When my son came home from elementary school and told me his teacher “hated” him, I was naturally concerned — but also skeptical. I assumed they had just gotten off on the wrong foot and urged him to give his teacher another chance. Unfortunately, with each school day, my son’s feelings of frustration intensified. It turned out to be a long, difficult year, but ultimately, both my son and I learned a lot. Not every student and teacher will click, but there are ways to improve the situation for your child.

More: 7 Things Teachers Want You to Know Before You Send Your Kids Back to School

Listen to both sides before reacting

Eileen Kennedy-Moore, child psychologist and author of several books, including Growing Friendships: A Kids’ Guide to Making and Keeping Friends, says, “When a kid complains, ‘My teacher hates me!’ it could mean anything. While it’s possible that the teacher is truly harsh and hateful, other explanations are more likely. Maybe the teacher’s communication style is louder or more energetic than what your child is used to. Or perhaps your child feels embarrassed about getting scolded for misbehavior or feels overwhelmed by schoolwork.”

I asked my son to give me specific examples of why he felt his teacher disliked him. “It’s important not to contradict or argue with your child’s statement,” says Kennedy-Moore. “Do acknowledge your child’s reaction without leaping to blame the teacher. You could say, ‘Sounds like you had a rough day’ or ‘This year’s teacher seems very different from last year’s.'”

Once I understood my son’s perception of what was going on in the classroom, I reached out to a few parents to see if their children were expressing the same concerns as my son. It turned out some of them were, which confirmed that the teacher wasn’t singling my son out. This provided him with some comfort; he wasn’t alone.

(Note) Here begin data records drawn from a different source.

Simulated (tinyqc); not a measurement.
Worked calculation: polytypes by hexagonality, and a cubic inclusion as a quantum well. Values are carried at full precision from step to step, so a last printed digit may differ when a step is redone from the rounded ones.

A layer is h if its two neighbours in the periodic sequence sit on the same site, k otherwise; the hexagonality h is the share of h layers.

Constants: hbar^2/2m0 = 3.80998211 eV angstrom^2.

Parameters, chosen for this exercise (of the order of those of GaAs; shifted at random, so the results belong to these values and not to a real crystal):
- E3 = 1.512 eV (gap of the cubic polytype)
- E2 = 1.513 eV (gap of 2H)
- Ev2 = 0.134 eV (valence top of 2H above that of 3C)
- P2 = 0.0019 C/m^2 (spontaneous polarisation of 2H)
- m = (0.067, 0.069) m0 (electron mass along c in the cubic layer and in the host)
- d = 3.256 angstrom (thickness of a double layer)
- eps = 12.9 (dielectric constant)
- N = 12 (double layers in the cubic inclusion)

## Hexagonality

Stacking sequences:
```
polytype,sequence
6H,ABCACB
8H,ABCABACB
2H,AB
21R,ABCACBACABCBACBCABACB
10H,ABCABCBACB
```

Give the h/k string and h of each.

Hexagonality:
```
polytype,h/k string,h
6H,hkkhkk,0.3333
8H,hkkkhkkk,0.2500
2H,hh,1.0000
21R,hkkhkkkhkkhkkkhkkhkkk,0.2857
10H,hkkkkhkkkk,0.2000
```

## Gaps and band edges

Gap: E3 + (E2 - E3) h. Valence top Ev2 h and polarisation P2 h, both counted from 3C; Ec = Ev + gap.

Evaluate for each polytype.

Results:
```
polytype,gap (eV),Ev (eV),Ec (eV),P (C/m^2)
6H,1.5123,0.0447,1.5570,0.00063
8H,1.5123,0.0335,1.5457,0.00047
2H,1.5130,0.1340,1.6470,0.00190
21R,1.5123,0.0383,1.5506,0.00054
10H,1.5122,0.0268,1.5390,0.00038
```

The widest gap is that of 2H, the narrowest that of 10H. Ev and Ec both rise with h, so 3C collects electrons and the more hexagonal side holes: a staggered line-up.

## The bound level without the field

More: This Mom Told Teachers Her Daughter Is Done With Homework — Forever

Meet with the teacher

I wanted my son to advocate for himself, so I contacted the teacher and set up a meeting between the three of us. “Including your child in the conversation can be empowering for kids,” advises Kennedy-Moore. “It’s a chance for your child to feel heard and to be part of working things out. Solutions involving your child are more likely to be effective.”

Prior to the meeting, I coached my son on how to speak respectfully to the teacher while addressing his concerns. He handled himself beautifully, using “I” statements and remaining polite throughout the conversation. “It is important to remind your child that the teacher is the boss of the classroom,” says Kennedy-Moore. “Keep in mind that this type of conversation can feel threatening to teachers. Work hard to keep the tone constructive, non-blaming and focused on moving forward.”

Make a game plan

Unfortunately, the teacher was not receptive at our meeting, and her response gave me a better understanding of what my son was dealing with on a daily basis. My husband and I contemplated taking our concerns to the principal. “If your child is in physical danger you need to step in for safety,” says Kennedy-Moore. “If conversations with the teacher haven’t worked, it may make sense to push the issue higher, but tread carefully. If the principal can’t or won’t do anything about the situation, the teacher could become even less inclined to try to work things out with your child.”

We chose not to involve the principal, and instead came up with a game plan to get my son through the rest of the school year. We stressed to him he had to continue to do his best work — his teacher not liking him wasn’t an excuse to give up or slacking off. Instead, he needed to complete his assignments, be respectful of the teacher and follow the school rules.

Even though we couldn’t fix the problem for him, my husband and I let our son know we were there to support him. He could come to us at any time, and we would always listen to his concerns. We also filled his after-school schedule with self-esteem-boosting activities he enjoyed, such as playing sports, playdates with friends and fun family events.

More: How to Prepare an Anxious Child for Back-to-School

Keep a record

Throughout the school year, I kept a notebook of incidents, a way of documenting specific examples of the teacher’s behavior. It also gave my son an opportunity to vent his feelings. When the school year was over, I set up a meeting with the principal and provided concrete examples to back up my concerns about this teacher. Both my son and I felt better knowing that we tried to make the situation better for students that were assigned to her in the future. However, the teacher retired the following year.

Look for the silver lining

While I do wish my son had never gone through this experience, both he and I learned a lot of valuable lessons. I’m happy he was able to confide in me and that we worked together as a team to develop coping skills. Dealing with this adverse experience actually helped him to gain confidence as a student and to increase his appreciation of the teachers he has had since — who have liked him!